#' Single of multiple imputation of missing data using random forests
#'
#' Missing data (multiple) imputation using the missForest algorithm by
#' Stekhoven and Buehlmann (2012) (default) or, alternatively, the MICE with
#' random forest procedure of Doove et al (2014). The ranger (Wright and
#' Ziegler, 2017) fast implementation of random forest (training) algorithm is
#' used.
#'
#' For a full description of the missForest algorithm, see Stekhoven and
#' Buehlmann (2012). In brief, at each iteration missing values are imputed for
#' each variable by the predictions of a random forest trained on the observed
#' cases of that variable using the values of predictors from the completed data
#' set from the previous iteration. This is repeated until some measure of the
#' relationship between iterations indicates convergence - usually by decreasing
#' from the measure at the previous iteration.
#'
#' By default the columns are imputed in the order of least missing to most
#' missing. This can be over-ridden by the \code{model} argument. Columns that
#' are entirely missing are excluded. Non-integer numeric data is treated as
#' continuous and predicted by regression forests while all other data,
#' including integer and logical data, are predicted via classification forests.

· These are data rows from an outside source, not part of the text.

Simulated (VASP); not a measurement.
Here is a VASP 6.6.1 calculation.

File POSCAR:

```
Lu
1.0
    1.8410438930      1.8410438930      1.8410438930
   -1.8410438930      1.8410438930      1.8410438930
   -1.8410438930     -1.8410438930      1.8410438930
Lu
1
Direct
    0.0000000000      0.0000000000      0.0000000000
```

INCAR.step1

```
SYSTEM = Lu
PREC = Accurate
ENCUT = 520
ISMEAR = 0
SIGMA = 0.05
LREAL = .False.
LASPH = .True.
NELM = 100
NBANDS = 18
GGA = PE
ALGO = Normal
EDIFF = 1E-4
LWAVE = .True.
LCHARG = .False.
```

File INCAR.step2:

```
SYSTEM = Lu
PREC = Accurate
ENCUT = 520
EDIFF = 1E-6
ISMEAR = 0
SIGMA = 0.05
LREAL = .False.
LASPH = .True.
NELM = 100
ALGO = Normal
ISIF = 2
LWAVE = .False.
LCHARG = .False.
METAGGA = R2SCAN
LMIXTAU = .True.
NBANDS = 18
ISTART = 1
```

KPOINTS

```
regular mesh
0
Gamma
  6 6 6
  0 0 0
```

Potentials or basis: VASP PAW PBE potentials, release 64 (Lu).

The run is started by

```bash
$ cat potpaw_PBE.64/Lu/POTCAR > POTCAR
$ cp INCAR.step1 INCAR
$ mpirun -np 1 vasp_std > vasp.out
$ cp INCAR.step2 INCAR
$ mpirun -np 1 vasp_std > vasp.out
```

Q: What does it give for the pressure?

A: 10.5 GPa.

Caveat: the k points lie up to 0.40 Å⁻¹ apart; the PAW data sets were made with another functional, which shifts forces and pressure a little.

#' No special treatment is given to ordered categorical data.
#'
#' The call to \code{\link[ranger]{ranger}} may be modified by the \code{...}
#' arguments, and any variable-specific argument to pass may be specified in the
#' \code{overrides} argument.
#'
#' The key modifications to the missForest procedure governed by the arguments:
#' \describe{
#' \item{\code{gibbs}}{use the most recent predictions for each variable
#' in training and prediction as they become available, like a Gibbs
#' sampler by setting this to \code{T} (default is \code{F});}
#' \item{\code{tree.imp}}{predict using a randomly selected tree for each
#' missing value rather than use the whole-of-forest aggregated
#' prediction by setting this to \code{T} (default is \code{F});}
#' \item{\code{boot.train}}{train on a boot-strapped resample of the data,
#' (default is \code{F}), and;}
#' \item{\code{obs.only}}{train on all rows in the data set by setting to
#' \code{F} or train on observed data only (default is \code{T}).}
#' }
#'
#' Switching the first two to \code{T} invokes a similar procedure to Multiple
#' Imputation via Chained Equations of Doove et al (2014). The third option
#' can be used to improve CI coverage (Bartlett 2014). The final option (along
#' with changes to the first two) will mimic van Buuren and
#' Groothuis-Oudshoorn (2012), except for the process for drawing values from
#' leaf nodes.
#'
#' The convergence criterion can be modified by the \code{stop.measure}
#' argument. The default is to measure the mean rank correlation between
#' iterations of the ordered data and the stationary rate of the categorical
#' data (see \code{\link{measure_correlation}}. The procedure halts when both of
#' these values are less than or equal to the previous values (see
#' \code{\link{stop_condition}}). The original Stekhoven and Buehlmann (2012)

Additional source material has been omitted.